11. Licensing Requirements

All artifacts shall adhere to RTEMS Project licensing requirements. Currently, the preferred licenses are:

  • “Two Clause BSD” (BSD-2-Clause) for source code, and
  • CC-BY-SA-4.0 license for documentation

Historically, RTEMS has been licensed under the GPL v2 with linking exception (https://www.rtems.org/license). It is preferred that new submissions be under one of the two preferred licenses. If you have previously submitted code to RTEMS under a historical license, please grant the project permission to relicense. See https://devel.rtems.org/ticket/3053 for details.

For example templates for what to include in source code and documentation, see Copyright and License Block.

11.1. Rationale

RTEMS is intended for use in real-time embedded systems in which the application is statically linked with the operating system and all support libraries. Given this use case, the RTEMS development team evaluated a variety of licenses with with the goal of promoting use while protecting both users and the developers.

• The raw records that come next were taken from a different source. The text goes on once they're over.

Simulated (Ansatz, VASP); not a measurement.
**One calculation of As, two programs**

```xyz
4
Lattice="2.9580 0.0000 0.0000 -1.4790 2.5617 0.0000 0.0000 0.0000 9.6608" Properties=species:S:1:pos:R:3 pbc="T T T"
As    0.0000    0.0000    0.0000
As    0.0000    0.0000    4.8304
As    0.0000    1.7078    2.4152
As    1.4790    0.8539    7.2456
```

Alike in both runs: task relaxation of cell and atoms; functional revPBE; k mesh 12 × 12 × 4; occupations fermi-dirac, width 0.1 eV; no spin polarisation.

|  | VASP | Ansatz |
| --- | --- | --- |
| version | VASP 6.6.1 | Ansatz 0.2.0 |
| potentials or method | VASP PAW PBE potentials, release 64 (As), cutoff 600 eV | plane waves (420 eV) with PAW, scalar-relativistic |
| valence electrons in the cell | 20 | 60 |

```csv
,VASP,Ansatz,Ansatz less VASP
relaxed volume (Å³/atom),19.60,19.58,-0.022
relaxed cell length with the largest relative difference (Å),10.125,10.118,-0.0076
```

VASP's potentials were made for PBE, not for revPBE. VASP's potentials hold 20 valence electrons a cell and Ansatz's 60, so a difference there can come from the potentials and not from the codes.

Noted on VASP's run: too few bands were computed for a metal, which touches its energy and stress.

Using the GNU General Public License Version 2 (GPLv2) unmodified was considered but discarded because the GPL can only be linked statically with other GPL code. Put simply, linking your application code statically with GPL code would cause your code to become GPL code. This would force both licensing and redistribution requirements onto RTEMS users. This was completely unacceptable.

The GNU Lesser General Public License Version 2 (LGPLv2) was also considered and deemed to not be a suitable license for RTEMS. This is because it either requires use of a shared library that can be re-linked, or release of the linked (application) code. This would require an RTEMS-based embedded system to provide a “relinking kit.” Again, this license would force an unacceptable requirement on RTEMS users and deemed unacceptable.

Newer versions of the GPL (i.e. version 3) are completely unsuitable for embedded systems due to the additions which add further restrictions on end user applications.

The historical RTEMS License is a modified version of the GPL version 2 that includes an exception to permit including headers and linking against RTEMS object files statically. This was based on the license used by GCC language runtime libraries at that time. This license allows the static linking of RTEMS with applications without forcing obligations and restrictions on users.

A problem for RTEMS is there are no copyleft licenses that are compatible with the deployment model of RTEMS. Thus, RTEMS Project has to reject any code that uses the GPL or LGPL, even though RTEMS has historically appeared to use the GPL itself – but with the exception for static linking, and also because an upstream GPL version 2 project could at any time switch to GPL version 3 and become totally unusable. In practice, RTEMS can only accept original code contributed under the RTEMS License and code that has a permissive license.

As stated above, the RTEMS Project has defined its preferred licenses. These allow generation of documentation and software from specification as well as allow end users to statically link with RTEMS and not incur obligations.

In some cases, RTEMS includes software from third-party projects. In those cases, the license is carefully evaluated to meet the project licensing goals. The RTEMS Project can only include software under licenses which follow these guidelines:

  • 2- and 3-clause BSD, MIT, and other OSI-approved non-copyleft licenses that permit statically linking with the code of different licenses are acceptable.
  • The historical RTEMS License is acceptable for software already in the tree. This software is being relicensed to BSD-2-Clause, rewritten, or removed.
  • GPL licensed code is NOT acceptable, neither is LGPL.
  • Software which is dual-licensed in a manner which prevents free use in commercial applications is not acceptable.
  • Advertising obligations are not acceptable.
  • Some license restrictions may be permissible. These will be considered on a case-by-case basis.

In practice, these guidelines are not hard to follow. Critically, they protect the freedom of the RTEMS source code and that of end users to select the license and distribution terms they prefer for their RTEMS-based application.